But mostly, I tried to be truly present in everything I did. I wasn’t constantly processing the ten other things I needed to be doing or where I was going next or whether I could squeeze in this or that. I didn’t have the stress of my work life bleeding over into my life life.
After a few weeks of unspooling, it became so clear that I hadn’t had a full cup in a very long time. There was a calm and a confidence and a peace in my life that came crashing back during that time. I felt the most “me” I had felt in years.
And then I got a job again. A job I am excited about, at a company that works hard to treat its people well. A company where the EVP told me he expects his team to really leave when they walk out the door at night. It will be a good challenge and a terrific place to work, but it won’t be my identity, and I won’t give it the parts of me it isn’t even asking for.

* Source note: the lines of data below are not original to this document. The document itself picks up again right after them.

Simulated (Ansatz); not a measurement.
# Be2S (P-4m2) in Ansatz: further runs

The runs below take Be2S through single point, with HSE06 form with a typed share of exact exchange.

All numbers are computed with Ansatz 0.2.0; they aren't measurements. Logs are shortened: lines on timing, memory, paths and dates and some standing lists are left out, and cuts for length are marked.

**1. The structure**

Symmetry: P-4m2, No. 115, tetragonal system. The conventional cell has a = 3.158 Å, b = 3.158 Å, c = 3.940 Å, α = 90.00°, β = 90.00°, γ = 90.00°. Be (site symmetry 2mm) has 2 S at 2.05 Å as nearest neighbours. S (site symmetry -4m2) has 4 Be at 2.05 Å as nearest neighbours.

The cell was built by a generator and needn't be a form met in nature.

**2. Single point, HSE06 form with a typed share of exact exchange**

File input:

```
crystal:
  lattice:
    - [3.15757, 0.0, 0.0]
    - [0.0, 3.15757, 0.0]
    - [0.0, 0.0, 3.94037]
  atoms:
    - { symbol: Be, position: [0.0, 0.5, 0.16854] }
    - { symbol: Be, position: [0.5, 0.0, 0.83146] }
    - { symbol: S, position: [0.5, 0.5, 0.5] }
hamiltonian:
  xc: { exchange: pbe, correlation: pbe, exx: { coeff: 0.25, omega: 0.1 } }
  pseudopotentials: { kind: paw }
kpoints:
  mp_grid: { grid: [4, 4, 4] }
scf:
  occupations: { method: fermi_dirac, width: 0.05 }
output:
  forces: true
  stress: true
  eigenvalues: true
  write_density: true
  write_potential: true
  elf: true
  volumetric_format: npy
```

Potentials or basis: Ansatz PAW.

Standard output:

I’ve made a lot of good decisions in my life, but this one-putting aside a lot of fear and worry and doing something slightly crazy-is probably the thing I will look back on with the most pride. I know not everyone can just quit their jobs and drop out of responsible society for a few months. But I am quite convinced that when your life starts feeling like it’s living you instead of the other way around, there are ways to flip that script. Everyone has some version of taking a step off the cliff and finding out how the universe is going to make sure you grow wings. Six months ago I was convinced I had hit an expiration date. Sitting here tonight, I feel like I am in the prime of my life. Strong. Happy. Present. Open to an infinity of possibilities. I have no doubt that some of my very best chapters are still ahead.
So take that 40. You did your worst and I totally won. Boom.